Now this venom, borne on the fetid currents of the blogosphere, is being directed at the chief of the Attawapiskat band who was cheeky enough or naive enough to think that her effort would bring a prime minister and a Governor General and the chiefs of aboriginal tribes and bands together to solve a problem that began when Samuel de Champlain sailed up the St. Lawrence River in 1603.

And that venom has spread, as poisons do, to all whom most of us have come to call First Nations.

All this is fed by the professional zeal of columnists in the mainstream media who have been reporting details of mismanagement of bands like Attawapiskat, and the six-figure salaries of band chiefs and councillors on other reserves. They have also drawn our attention to the fact that Spence lives in a “well-heated” house on her reserve, drives a substantial vehicle, has stayed in a hotel, not a tent, while in Ottawa, and her “boyfriend” has been making $850 a day as band manager.

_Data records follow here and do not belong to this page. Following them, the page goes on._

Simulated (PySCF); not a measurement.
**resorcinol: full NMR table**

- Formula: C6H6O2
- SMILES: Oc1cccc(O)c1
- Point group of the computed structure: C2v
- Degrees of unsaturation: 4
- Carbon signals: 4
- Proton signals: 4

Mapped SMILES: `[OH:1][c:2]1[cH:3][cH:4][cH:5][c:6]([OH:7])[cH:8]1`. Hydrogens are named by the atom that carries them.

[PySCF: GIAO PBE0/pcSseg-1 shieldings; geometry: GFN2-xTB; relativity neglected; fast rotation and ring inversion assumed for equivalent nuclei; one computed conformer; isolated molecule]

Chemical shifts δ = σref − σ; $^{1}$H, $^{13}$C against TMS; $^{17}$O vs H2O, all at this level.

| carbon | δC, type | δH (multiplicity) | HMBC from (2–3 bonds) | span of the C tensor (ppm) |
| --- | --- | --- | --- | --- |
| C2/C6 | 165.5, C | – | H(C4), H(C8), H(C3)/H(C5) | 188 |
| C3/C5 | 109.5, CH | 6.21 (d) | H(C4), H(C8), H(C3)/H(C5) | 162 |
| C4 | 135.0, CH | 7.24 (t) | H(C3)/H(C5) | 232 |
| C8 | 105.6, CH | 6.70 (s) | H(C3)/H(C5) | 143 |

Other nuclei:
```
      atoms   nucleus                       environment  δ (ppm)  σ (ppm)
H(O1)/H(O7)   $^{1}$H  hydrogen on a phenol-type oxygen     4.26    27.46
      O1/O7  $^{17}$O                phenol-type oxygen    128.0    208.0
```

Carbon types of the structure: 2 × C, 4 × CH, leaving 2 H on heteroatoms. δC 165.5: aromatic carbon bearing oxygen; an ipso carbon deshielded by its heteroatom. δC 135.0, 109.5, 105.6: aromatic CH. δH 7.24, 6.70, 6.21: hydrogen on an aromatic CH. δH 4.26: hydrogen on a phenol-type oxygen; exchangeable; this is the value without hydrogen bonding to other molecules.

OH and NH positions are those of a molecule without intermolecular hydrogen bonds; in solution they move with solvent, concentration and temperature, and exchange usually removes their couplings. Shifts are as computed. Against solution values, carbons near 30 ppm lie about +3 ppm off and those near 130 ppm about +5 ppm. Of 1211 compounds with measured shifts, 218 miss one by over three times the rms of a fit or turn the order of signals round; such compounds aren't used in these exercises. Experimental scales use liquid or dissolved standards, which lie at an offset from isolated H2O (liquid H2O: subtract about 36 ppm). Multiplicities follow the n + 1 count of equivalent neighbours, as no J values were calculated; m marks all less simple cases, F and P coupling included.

The columnists’ change of focus is understandable. For too long, they’ve had to dwell on the distresses and depressions that are a heritage of First Nations — on conditions that are as commonplace as they are cruel, so not really news to anyone.

If there’s financial mismanagement, if chiefs live high off the hog, if taxpayer largesse is squandered, this is encouraged, if not caused, by successive governments that have tried cautious, arms-length stewardship and failed so spectacularly.

“They” don’t want to be equal to the rest of us if that means casting off identity, status and rights that pre-date the Charter, and abandoning land that is sacred.

“They” claim ownership of the resources of this land, equal say in how they shall be exploited and a share in what they earn.

“They” reject a system designed for colonials, the supposed benefits of which are imposed unilaterally by colonizers. “They” cling to pride; “they” cling to “their” place. “They” demand pride of place.

The quotation marks are a result of my reading of last week’s decision by Federal Court Judge Michael Phelan. He said that the federal government has the same responsibilities for Métis and non-status Indians that it has for Indians qualifying for benefits and services under the 1867 Constitution Act.

In doing so, he described a historical classification of aboriginals based on race, on responsibilities and powers being exercised according to bloodlines.

After the election of Brian Mulroney in 1984, the government began to back away from its traditional claim to jurisdiction over all aboriginals, including Indians without status and Métis — for what Phelan said were “policy and financial concerns.”

Thereafter, the powers conveyed by the Constitution over Indians and their lands were exercised according to whether they could be justified by marriage, descent or intermarriage.

“There is no principled reason to make that race-based constitutional jurisdiction more balkanized by emphasis on degrees of kinship nor degrees of cultural purity,” Phelan declared.

This racist approach, continued to this day, would be not tolerated for any other group in our society.

When the bishop of Newfoundland came across mixed-blood “Anglo-Esquimeaux” in 1848, he wrote in his journal that over time “the Indian characteristics very much disappear, and the children are both lively and comely.”

Would that satisfy today’s nasty bloggers?